Note EU CSRD Requirements for Non-EU Companies
On November 10, 2022, the European Union (EU) Parliament enacted the world’s most comprehensive environmental, social, and governance (ESG) legislation called The Corporate Sustainability Reporting Directive (CSRD). ?
Part of the new CSRD regulations makes the EU’s prior announced ‘Green Deal’ growth strategy of becoming climate neutral by 2050 legally binding.
Notably, U.S. companies, and other non-EU headquartered companies with EU operations, that generate annual revenue of more than $160M (€150M), in the EU will be required to follow sustainability reporting requirements. Moving forward non-EU companies must develop sustainability reports, that include both environmental and social financial and non-financial information in accordance with EU guidelines.
Past voluntary sustainability reporting standards in the EU were self-administered and self-regulated. Looking ahead sustainability reporting, and supporting standards, will be EU law. Leaders must now ensure accurate company sustainability reports and provide third-party certification of reports to comply with new governance requirements.
An April 21, 2021 EU commissioned audit report to determine the effectiveness of enacted sustainability regulations found that companies do not disclose material information on all major sustainability-related topics, including climate-related information such as greenhouse gas (GHG) emissions and factors that affect biodiversity. To address the sustainability information divide, part of the EU’s goal with CSRD is to prevent greenwashing and double counting by standardizing key performance indicators (KPIs) and outlining regulation intended outcomes.
The CSRD is 227 pages of lengthy but helpful information for leaders seeking to better understand the policy intent and reporting nuances of the upcoming regulations. Significant care was taken to incorporate a broad range of stakeholder feedback in the development of regulations.
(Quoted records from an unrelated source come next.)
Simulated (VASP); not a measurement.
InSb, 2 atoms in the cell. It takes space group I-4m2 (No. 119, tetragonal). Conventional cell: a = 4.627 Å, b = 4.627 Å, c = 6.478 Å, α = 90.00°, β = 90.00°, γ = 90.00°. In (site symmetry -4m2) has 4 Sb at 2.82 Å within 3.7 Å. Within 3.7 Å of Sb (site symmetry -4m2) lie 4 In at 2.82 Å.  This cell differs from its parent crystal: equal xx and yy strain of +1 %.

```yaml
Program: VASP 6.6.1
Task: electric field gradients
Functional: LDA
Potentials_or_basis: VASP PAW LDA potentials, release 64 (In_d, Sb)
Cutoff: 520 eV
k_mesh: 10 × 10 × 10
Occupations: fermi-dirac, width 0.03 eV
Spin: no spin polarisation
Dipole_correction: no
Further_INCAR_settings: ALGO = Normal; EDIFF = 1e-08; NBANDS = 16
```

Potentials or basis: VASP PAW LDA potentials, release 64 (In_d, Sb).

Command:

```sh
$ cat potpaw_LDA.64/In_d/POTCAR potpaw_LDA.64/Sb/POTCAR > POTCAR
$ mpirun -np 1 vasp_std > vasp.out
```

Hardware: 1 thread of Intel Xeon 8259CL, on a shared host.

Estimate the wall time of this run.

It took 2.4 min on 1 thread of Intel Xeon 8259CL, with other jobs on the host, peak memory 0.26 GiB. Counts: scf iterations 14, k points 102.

Incorporate Preferences into Reports
At the micro level, there are many small but important changes, that if successfully adopted, will lead to smoother sustainability report development and compliance. Best practice adjustments to terminology such as preferring the use of ‘sustainability information’ in place of ‘non-financial information’ to better enforce the financial impact ESG information has on company financials, investor decisions, and natural capital.
Intangible resources e.g., internal company information about employees’ skills, competences, experience, loyalty to the undertaking and motivation for improving processes, goods and services, is sustainability social information that should be included in reports.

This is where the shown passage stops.